The end of free checking is greatly exaggerated

Banks complain that new regulations are forcing them to find new ways to rip off consumers

Published June 17, 2010 8:45PM (EDT)

If you've heard it once from the yammering mouth of a Wall Street lobbyist, you've heard it a thousand times: Too much regulation (by which is generally meant any regulation at all) raises costs for consumers. Anything that increases the cost of doing business for a firm is passed on to you and me, so best to just keep the lightest of reins on the free market.
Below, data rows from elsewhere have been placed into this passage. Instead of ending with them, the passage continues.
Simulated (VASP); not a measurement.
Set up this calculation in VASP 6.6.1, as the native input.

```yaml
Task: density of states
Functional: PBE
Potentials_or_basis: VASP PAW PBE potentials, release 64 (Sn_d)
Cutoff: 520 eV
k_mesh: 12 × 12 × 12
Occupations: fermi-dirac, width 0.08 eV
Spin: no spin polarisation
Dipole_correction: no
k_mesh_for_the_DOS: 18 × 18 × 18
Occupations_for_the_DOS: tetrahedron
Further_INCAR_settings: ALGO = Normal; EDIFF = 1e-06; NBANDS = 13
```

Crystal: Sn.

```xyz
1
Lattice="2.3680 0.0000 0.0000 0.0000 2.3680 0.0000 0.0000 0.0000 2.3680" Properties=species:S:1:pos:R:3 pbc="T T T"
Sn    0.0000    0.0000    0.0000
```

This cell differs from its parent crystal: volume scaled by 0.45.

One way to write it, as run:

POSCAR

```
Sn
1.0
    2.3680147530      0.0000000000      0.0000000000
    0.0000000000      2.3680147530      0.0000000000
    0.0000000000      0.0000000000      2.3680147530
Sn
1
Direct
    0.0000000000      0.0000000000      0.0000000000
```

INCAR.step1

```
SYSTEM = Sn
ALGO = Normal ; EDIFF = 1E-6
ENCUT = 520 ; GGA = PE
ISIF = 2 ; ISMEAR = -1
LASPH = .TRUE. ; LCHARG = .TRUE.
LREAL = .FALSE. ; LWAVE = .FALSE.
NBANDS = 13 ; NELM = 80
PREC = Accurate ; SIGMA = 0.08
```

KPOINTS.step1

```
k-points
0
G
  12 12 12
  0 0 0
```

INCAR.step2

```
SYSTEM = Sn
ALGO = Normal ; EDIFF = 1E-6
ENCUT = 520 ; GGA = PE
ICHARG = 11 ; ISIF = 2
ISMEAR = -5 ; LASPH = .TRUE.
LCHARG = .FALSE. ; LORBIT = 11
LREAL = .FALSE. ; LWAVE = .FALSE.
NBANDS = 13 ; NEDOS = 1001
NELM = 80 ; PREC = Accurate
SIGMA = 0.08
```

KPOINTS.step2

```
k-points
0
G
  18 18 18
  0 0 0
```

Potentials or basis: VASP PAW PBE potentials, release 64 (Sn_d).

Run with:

Usually left out of this argument are the costs that consumers face when insufficiently regulated firms do stupid things like break the economy or destroy the environment. For example, perhaps the price of oil will rise if there are tighter restrictions on offshore drilling; but that may well be balanced out by not having to spend billions upon billions of dollars to clean up the Gulf and compensate all those livelihoods that have been damaged by the disaster.

Another good example is a Wall Street Journal article published on Thursday warning: "End Is Seen to Free Checking."

Bank of America Corp. and other banks are preparing new fees on basic banking services as they try to replace revenue lost to regulatory rules, in a push that is expected to spell an end to free checking accounts for many Americans....

The transformation of checking accounts comes at a time when banks are bouncing back from the steepest financial losses in a generation and are facing new regulations. To accelerate that recovery and recoup losses from new banking rules, financial institutions are increasingly leaning on customers who don't now generate enough revenue for the bank.

The regulations specifically at issue have to do with restrictions on automatically enrolling banking customers in fee-heavy overdraft "protection" programs, new rules for credit cards, and a potential restriction on the "interchange fees" banks can charge merchants for the use of debit cards.

At Credit Slips, Adam Levitin makes a decent argument that free checking accounts are not actually likely to disappear. The opportunity is just too great for one bank to steal another bank's customers by offering the service. Credit unions and local community banks, which routinely offer free checking, are probably delighted at the news.

But spare us the bank whining. What we are really talking about are tradeoffs. One reason why banks were willing to offer free checking accounts to low-income customers was because they were happily gouging those same customers with overdraft fees. Naturally, the banking customers most likely to seek out free checking are also the most likely to bounce checks. It's not as if we had a free lunch, and then the government took it away. The free lunch never existed in the first place.

Good regulation is about finding a balance between profit incentives and abusive behavior. The banks seem to believe that they are entitled to a certain level of profit, and if they can't get it by gouging us one way, then they will be forced to gouge us in another. But maybe, in the end, they will just have to be satisfied with smaller profits.